A child’s wrongdoings are countless. How many times have our young, innocent and immature selves hurt our parents’ feelings? And yet, we are still forgiven time and again. The study sessions of “The Profound Parental Love” musical took place on 21, 24, and 28 July 2014 and it was a great learning opportunity for 65 youths. Through volunteer facilitators and sharing from their seniors, they repented the many times they had unintentionally done their parents wrong.

The theme of the fifth round of book study session was: “The Erroneous Ways of a Child (子过),”, which, as the title suggests, is about the many mistakes we make as children. These mistakes can be both major and minor, from arguing and even physically harming one’s parents over monetary disputes to little things like feeling irritated at the concerned nagging from one’s parents. Our parents worry and care very much, but sometimes find it difficult to express these emotions, yet children always feel that they are the ones who are right, and more often than not do not pay enough attention to their words and actions that greatly impact on their parents’ feelings. When the younger generation leaves home in search of independence and their own lives, the older generation left at home cannot let go of the deep bond between them.

Once we have seen all that there is to see and turn to look behind, what is truly the most important? Is it standing triumphantly on the top of the world, or is it having your loved ones by your side? Is it having the most successful career, or is it a warm, comforting meal at home? As the saying goes, “a parent wants nothing but obedient children.” A volunteer facilitator earnestly shared his wisdom from a father’s perspective with the students. It is impossible to turn back time, so while we are all busying ourselves out in the world, we have to remember to be filial to our parents and always show our care towards them, for fear of being too late. In the blink of an eye, we ourselves could be parents, while our own parents might not even be with us in this world anymore.

Impermanence—Why Filial Piety Should Start Young

Chen Zhao Yun shared that when he was younger and had just gotten married, his company wanted to send him to Indonesia to work. For the sake of his career, he decided to bring his wife along to temporarily reside in Indonesia for two years. During those two years, he had never once taken the initiative to call back home, only returning home during the Chinese New Year. At that time, he still did not understand how a parent would feel – but when he became a father himself, he realized that what a parent really wants is to know how his child is doing. “We shouldn’t use the excuse that “even if I told you, you wouldn’t understand anyway” to avoid telling our parents what we are doing with our lives, but rather try to help them understand. Only then can our parents feel reassured enough to let us have our independence and venture into the big world beyond home. We can even take the initiative to do things with our parents, and allow them to fulfil their own wishes.”

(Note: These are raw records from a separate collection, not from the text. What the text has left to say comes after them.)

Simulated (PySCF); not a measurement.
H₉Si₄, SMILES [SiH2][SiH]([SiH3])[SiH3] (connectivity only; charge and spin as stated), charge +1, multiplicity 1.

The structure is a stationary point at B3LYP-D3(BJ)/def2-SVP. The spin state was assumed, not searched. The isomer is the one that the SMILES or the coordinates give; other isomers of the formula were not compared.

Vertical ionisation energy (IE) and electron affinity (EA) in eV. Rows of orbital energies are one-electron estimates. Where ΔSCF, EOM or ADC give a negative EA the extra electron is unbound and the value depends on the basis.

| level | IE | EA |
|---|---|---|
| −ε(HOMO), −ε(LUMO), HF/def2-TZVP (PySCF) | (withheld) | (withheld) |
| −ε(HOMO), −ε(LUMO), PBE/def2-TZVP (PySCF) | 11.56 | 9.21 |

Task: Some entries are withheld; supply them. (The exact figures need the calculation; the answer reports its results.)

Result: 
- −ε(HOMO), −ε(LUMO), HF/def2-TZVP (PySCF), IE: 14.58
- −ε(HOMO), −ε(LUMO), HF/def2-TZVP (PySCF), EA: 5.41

Tzu Ching Li Yu Hui has the fortune of being able to see her parents every day, and thus often takes that for granted. The topic of parent-child relationships is inextricably linked with a parent’s expectations and nagging, and arguments are inevitable. “I used to think that my parents were just more stubborn, but now every time we disagree, I would first go along with my parents, before slowly trying to communicate better so that they would be able to understand my own perspective.”

Senior Xiao Hong Chang shared a story about himself and his brother. His brother had been disobedient since young, and had some friends who exerted a bad influence on him. He was always overbearing in attitude and the entire family was always slightly scared of him. When he was older, whenever he met with problems at work he would just flare up, and this made their father extremely concerned. “Your brother’s current situation is very bad, as a younger brother you should help him out in any way you can,” his father would say to him tearfully. Xiao remembers this scene very clearly, and from it we can understood that a parent’s first concern will always be for their children.

Tzu Ching Chen Shao Hong has deep insights into the topic of how time does not wait. His father was seldom at home due to his career, and he was often disciplined by his mother for being mischevious. “At that time I refused to listen and always gave my mother a rebellious look in reply.” Two years ago when his mother passed away and left his side forever, all that was left was longing and remorse. His sister Chen Hui Yi also repented for previously speaking in harsh tones to their mother. She said, “I’m the first child in the family to study overseas, after coming to Singapore my mother was often very concerned, and would call every day to remind me to take care of myself. However, I was busy with my studies and co-curricular activities and took her concern as a waste of time, even losing my temper over the phone once, only regretting my action after I had hung up the phone.” Yet, when she immediately called back to sincerely apologise to her mother, all her mother said was, “Silly child, is there anything to apologise for?”

Open Your Heart, Learn to Return the Love

“Who thinks that they’re already mature enough?” As the book study session started, facilitatorWu Xuan Yi asked a seemingly innocuous question that resulted in silence.

Unlike many happy families, Wu had an alcoholic father, and although her parents lived together, their relationship was not a harmonious one and they often argued. Faced with regular family disputes, the then eleven or twelve year-old Wu was helpless. “I’d rather be with some of the worst behaved students in school when the day was over than return home,” she said. A hatred for her home slowly grew within her, and she once blamed this discord at home on her mother, even saying hateful things to her mother, nearly resulting in her mother’s suicide. Afterwards, her father’s alcoholism worsened, and he would even get physical with her mother. Wu then tried to protect her mother, even calling the police, causing much tension in her home environment.

In the year 2005, her aunt Lim Chwee Lian helped her register for the Tzu Ching camp. The then-rebellious teenager Wu was very unwilling to attend, but conceded eventually and forced herself to participate in the camp. However, she still decided to disobey the rules and went in shorts. She was also very uncomfortable with addressing the parent facilitators assigned to her team as “Father” and “Mother.” She was just like a porcupine, unwilling to get close to those who were concerned about her. However, during a segment of the camp about “The Profound Parental Love,” she was extremely moved and cried her eyes out, and felt for the first time, the warmth of a hug from her accompanying team facilitator.

Wu slowly opened her heart, and even found her goal in life – psychology. “Through studying psychology I can understand why my own parents degenerated in the way that they did, and I can also do my best to search for a solution to the problem.” She once told herself as a 16 year old: “What kind of person do I want to become? I want to be someone who can protect my parents and my family.” Wu is extremely grateful for the family circumstances which she grew up in, because with her background, she understood them better and could thus help more people in need.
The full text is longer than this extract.